Eddie Jones should be given an extended contract as England coach in recognition of his achievements since taking charge, according to Australian counterpart Michael Cheika.
Jones was appointed after a defeat by his native Australia saw hosts England knocked out of the 2015 World Cup in the pool phase. He began life as Red Rose boss in stunning style with 17 consecutive wins — a sequence that included a Grand Slam and a Six Nations title.
His present contract runs to 2021, subject to a break clause related to England’s performances at next year’s World Cup in Japan. But a run of five successive defeats, spanning this year’s Six Nations and the opening two Tests of the South Africa tour, saw his position called into question.
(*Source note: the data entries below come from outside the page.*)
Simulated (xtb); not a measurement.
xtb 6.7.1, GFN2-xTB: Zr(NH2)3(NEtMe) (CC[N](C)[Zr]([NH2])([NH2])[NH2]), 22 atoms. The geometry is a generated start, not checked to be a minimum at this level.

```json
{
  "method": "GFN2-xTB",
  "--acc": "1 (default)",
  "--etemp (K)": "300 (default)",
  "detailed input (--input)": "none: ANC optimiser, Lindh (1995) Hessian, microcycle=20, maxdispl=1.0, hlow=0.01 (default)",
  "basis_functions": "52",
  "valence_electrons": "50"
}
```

However, beating the Wallabies at Twickenham on Saturday would mean England had won three out of their four November internationals, with the lone reverse a one-point loss to world champions New Zealand.
“Call me thick, but I can’t understand why he’s been getting grief,” said Cheika of Jones.
“How many games has he won here with England? What about the job he did after the World Cup? Maybe they’re giving him grief because he’s an Aussie.
“The team’s ranked fourth in the world, playing lots of good footy (rugby), so I’m not sure what people are looking for. Perfection? That’s never happening. You win some games, you lose some games.
“He’s definitely won more games than he’s lost so I’d be wrapping him up and signing him up for another four years.”
Victory this weekend would give England a perfect played six, won six record against Australia under Jones, but Cheika insisted they got along fine despite the head-to-head mismatch.
Cheika, who has known Jones since playing in the same side at Sydney club Randwick, told the press: “The only people who think we don’t have a good relationship are you chaps.
“We’re mates from playing footy together, we’re friends, we’ve got a lot of respect for each other from football days, his daughter works for us (Chelsea Jones is the Wallabies’ team logistics manager), she’s here with us on tour.
“Sometimes your friends, you’ve got to become enemies, and we will be on Saturday, but there’s no beef (argument) between us.
“If anything when he does well, as long as it’s not against us, I’m very happy for him.”
Jones was Australia’s coach when they lost the 2003 World Cup final to England courtesy of Jonny Wilkinson’s extra-time drop goal in Sydney.
“What I will say about 03, Australia came from nowhere and Eddie should be proud of the job he did,” insisted Cheika, in charge when the Wallabies were beaten by the All Blacks in the 2015 final.
“He got us within a couple of seconds of winning the World Cup and it wasn’t expected at all.
“We’ve just got to make sure he doesn’t do the same with the other mob (England).”